In a few months from now India would have had two successive BJP governments. This has never happened before. One feature has not been noticed about it: it’s heterogeneity. Both Modi governments have had two clearly separated compartments: politicians and professionals.
This looks trivial but homogeneous groups tend to have better intra-group communication than heterogeneous ones. This is well established, regardless of what sort of group we are talking about.
Political parties are also a group but they tend to be very much more heterogeneous than other social or professional groups. The BJP, despite its single-cause image, is no exception.

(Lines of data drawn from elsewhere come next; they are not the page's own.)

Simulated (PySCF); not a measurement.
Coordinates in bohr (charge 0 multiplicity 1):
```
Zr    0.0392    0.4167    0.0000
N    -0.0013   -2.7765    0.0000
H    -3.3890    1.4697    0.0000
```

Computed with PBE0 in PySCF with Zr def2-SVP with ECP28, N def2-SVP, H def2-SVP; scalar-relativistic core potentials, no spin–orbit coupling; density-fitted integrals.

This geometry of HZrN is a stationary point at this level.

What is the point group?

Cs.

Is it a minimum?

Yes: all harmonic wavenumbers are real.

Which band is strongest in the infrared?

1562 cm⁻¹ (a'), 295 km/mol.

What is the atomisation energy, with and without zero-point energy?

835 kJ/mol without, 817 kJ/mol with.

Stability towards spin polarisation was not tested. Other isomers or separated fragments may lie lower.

But under Narendra Modi and Amit Shah it’s run into a problem: this heterogeneity has affected its government. You might argue that this is true of all governments but in the BJP the nature of this heterogeneity is substantially different and more acute.
To put it in just one sentence, ministers who are professionals — Jaishankar, Sitharaman, Puri, Vaishnaw, etc — are not politicians and, therefore, their communication is very poor with those who are. They are cordial and helpful but have no understanding of each other.
That’s not the only thing. They are also in a subordinate position vis-a-vis their political counterparts. Paradoxically, the professionals have the more important portfolios in the sense that these are the ministries that matter more to the Prime Minister.
If you recall, at one point, even the Defence Ministry was entrusted to Sitharaman because the Prime Minister has full faith in her integrity. Ditto Puri, Jaishankar, Vaishnaw etc.
This peculiarity has made the PMO the clearing house of all government policy, a role that was played by the Planning Commission under Montek Singh Ahluwalia. He was his prime minister’s go-to man. That’s fine except that in the earlier governments ministerial authority and autonomy were far greater. In this one the political appointees hardly ever talk to the non-political ones because both groups both look down on the other group.